On 07/16/2012 09:16 AM, Philippe Muller wrote:
Hi RedHat & GlusterFS users,

Last week-end, I worked on a GlusterFS cluster upgrade, from 3.0.3 to 3.3.0. We were using hand-made volume files defining 2 volumes, a distributed one, and a replicated-distribute one; both using the "transport-type ib-verbs" option.

One of our objectives was to use the "gluster" CLI tool (which doesn't existed in 3.0.3 - from what I remember).

Here is what we did:
1 - Shutdown all glusterfs instances
2 - Install the Gluster 3.3.0
3 - Start glusterd on all hosts
4 - Create a trusted pool with all our hosts
5 - Create "compatible volumes" using the CLI tool; using the same bricks we were using with our hand-made volfiles and using the "rdma" transport (since ib-verbs was no longer an option...)
6 - Mount the volumes

Of course, we tested that scenario on VMs. No issues with data. We tested everything except.... RDMA !

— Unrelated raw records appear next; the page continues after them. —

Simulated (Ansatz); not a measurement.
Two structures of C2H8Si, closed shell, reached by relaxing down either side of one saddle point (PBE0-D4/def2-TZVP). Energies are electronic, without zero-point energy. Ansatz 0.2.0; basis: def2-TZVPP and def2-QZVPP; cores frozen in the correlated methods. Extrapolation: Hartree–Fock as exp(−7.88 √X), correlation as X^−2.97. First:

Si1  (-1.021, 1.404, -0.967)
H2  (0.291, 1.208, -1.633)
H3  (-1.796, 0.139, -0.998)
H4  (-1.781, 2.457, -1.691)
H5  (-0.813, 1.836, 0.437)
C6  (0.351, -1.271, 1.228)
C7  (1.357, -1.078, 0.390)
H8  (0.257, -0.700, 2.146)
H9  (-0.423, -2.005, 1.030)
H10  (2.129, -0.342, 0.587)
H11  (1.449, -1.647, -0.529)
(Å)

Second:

When we finally made the upgrade, everything went fine, except mounting the volumes. We got this kind of error messages in the log files: "E [rdma.c:4458:tcp_connect_finish] 0-zodiac-client-3: tcp connect to failed (Connection refused)"
(notice the 2 white spaces between "connect to" and "failed")
That reminded me of an issue when we had a problem with the subnet manager 
running on the IB switch. But this time, the switch wasn't responsible; IPoIB 
was still running fine...



I scratched my head more than once, thinking about what I could possibly have 
forgotten. Then I searched for all information I could find about RDMA and 
3.3.0.

Here is what I found:
- On page 123 of the "GlusterFS Administration Guide 3.3.0", a small note saying: 
"NOTE: with 3.3.0 release, transport type 'rdma' and 'tcp,rdma' are not fully supported."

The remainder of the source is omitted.